Published on 12:00 AM, October 25, 2016

Wave of strikes hits Iraq's Mosul

IS puts up tough defence as federal forces move forward in several areas; UN planning for 150,000 displaced

Smoke rises after a US airstrike, while the Iraqi army pushes into Topzawa village during the operation against Islamic State militants near Bashiqa, Mosul, Iraq yesterday. Photo: Reuters

Iraqi forces advancing on Mosul faced stiff resistance from the Islamic State group yesterday despite the US-led coalition unleashing an unprecedented wave of air strikes to support the week-old offensive.

Federal forces and Kurdish peshmerga fighters were moving forward in several areas, AFP correspondents on various fronts said, but the jihadists were hitting back with shelling, sniper fire, suicide car bombs and booby traps.

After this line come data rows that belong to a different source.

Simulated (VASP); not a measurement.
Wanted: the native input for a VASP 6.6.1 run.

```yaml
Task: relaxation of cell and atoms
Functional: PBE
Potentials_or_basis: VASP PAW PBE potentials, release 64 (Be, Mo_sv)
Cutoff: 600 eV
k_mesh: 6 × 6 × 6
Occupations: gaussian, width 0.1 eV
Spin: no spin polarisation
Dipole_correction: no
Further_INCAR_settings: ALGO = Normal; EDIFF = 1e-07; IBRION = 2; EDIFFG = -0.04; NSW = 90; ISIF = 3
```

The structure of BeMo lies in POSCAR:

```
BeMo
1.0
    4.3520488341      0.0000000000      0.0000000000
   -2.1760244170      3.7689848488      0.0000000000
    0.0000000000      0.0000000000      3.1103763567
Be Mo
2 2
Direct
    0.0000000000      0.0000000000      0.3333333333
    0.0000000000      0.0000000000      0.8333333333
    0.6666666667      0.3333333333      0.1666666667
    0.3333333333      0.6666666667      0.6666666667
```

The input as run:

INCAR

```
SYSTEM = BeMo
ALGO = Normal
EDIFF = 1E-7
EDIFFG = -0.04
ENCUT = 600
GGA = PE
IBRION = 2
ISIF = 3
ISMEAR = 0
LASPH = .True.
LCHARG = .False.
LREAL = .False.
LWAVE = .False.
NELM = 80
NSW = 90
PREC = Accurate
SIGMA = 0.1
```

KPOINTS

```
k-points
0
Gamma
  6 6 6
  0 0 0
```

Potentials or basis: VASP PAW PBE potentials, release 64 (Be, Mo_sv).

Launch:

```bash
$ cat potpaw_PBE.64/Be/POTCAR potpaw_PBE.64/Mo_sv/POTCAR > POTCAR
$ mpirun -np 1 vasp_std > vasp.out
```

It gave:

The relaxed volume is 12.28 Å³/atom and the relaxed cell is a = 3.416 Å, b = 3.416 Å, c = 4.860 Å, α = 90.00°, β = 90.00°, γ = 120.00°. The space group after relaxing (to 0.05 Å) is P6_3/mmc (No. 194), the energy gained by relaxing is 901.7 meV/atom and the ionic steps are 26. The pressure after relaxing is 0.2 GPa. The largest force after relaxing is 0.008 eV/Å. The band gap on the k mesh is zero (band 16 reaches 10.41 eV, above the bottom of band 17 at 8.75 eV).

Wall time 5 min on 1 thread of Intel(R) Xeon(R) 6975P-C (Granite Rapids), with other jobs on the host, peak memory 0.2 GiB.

IS has also attempted to draw attention away from losses around Mosul with attacks on Iraqi forces elsewhere in the country, the latest coming on Sunday near the Jordanian border.

Following a weekend visit to Iraq by US Secretary of Defence Ashton Carter, American officials said the coalition was providing the most air support yet to the operation.

"One week into Mosul operation, all objectives met thus far, and more coalition air strikes than any other 7-day period of war against ISIL (IS)," Brett McGurk, the top US envoy to the 60-nation coalition, wrote on social media.

"There were 32 strikes with 1,776 munitions delivered against Daesh (IS) targets for the week of October 17-October 23," the spokesman for the coalition, Colonel John Dorrian, told AFP.

He said those strikes had destroyed 136 IS fighting positions, 18 tunnels and 26 car bombs.

The offensive, launched on October 17, aims to retake towns and villages surrounding Mosul before elite troops will breach the city and engage die-hard jihadists in street-to-street fighting.

'GOOD DEFENCES'

On the eastern side of Mosul, federal troops were battling IS yesterday in Qaraqosh, which used to be the largest Christian town in the country.

Army forces entered the town for the third day running but armoured convoys deployed around it were met with shelling from inside, an AFP correspondent reported.

Federal forces also scored gains on the southern front, where they have been making quick progress, taking one village after another as they work their way up the Tigris Valley.

On the northern front, Kurdish peshmerga forces were closing in on the IS-held town of Bashiqa.

Turkey, which has a base in the area, said Sunday it had provided artillery support following a request from the peshmerga.

The presence of Turkish troops on Iraqi soil is deeply unpopular in Baghdad and the Joint Operations Command yesterday vehemently denied any Turkish participation.

But AFP reporters near Bashiqa said artillery fire coming from the Turkish base had been visible on several occasions since the start of operations a week ago.

While an increasingly pragmatic IS has tended in recent months to relinquish some of its positions to avoid taking too many casualties, US officials said the group was mounting a spirited defence of Mosul.

If IS loses Mosul in Iraq, only Raqa in Syria will remain as the last major city under the jihadists' control in either country.

"They have made a very good job of preparing their defences around the city," one US military official told reporters during Carter's visit.

The official said IS's strategy appeared to be to trade "non-necessary space" around Mosul for casualties among federal and Kurdish ranks.

The coalition estimates the number of IS fighters defending Mosul -- the city where IS supremo Abu Bakr al-Baghdadi proclaimed a "caliphate" two years ago -- at 4,000 to 7,000.

A displaced man complains about the lack of food supplies outside a processing centre in Qayyara, south of Mosul. Photo: Reuters

UN PLAN FOR DISPLACED

The UN refugee agency is preparing to receive 150,000 Iraqis fleeing fighting around the Islamic State group-held city of Mosul within the next few days, its chief said yesterday.

"The preparations are proceeding well... UNHCR is going to have in two or three days 30,000 tents in Iraq, enough for 150,000 people," Filippo Grandi told reporters in Jordan after visiting Iraq.

Grandi said a key issue was "to find enough sites to be able to receive this huge mass of people should it come out of Mosul".

"Negotiations in this respect are going on with the government of Iraq and with the Kurdish regional government," he said.

So far, "the outflow of displaced people is not yet from the city of Mosul but from the outskirts" where there has been fighting, Grandi said.

"We have about 7,500 displaced people that have moved from the outskirts of Mosul to other locations that have been assisted and we have perhaps around 1,000 that have crossed into Syria," he said.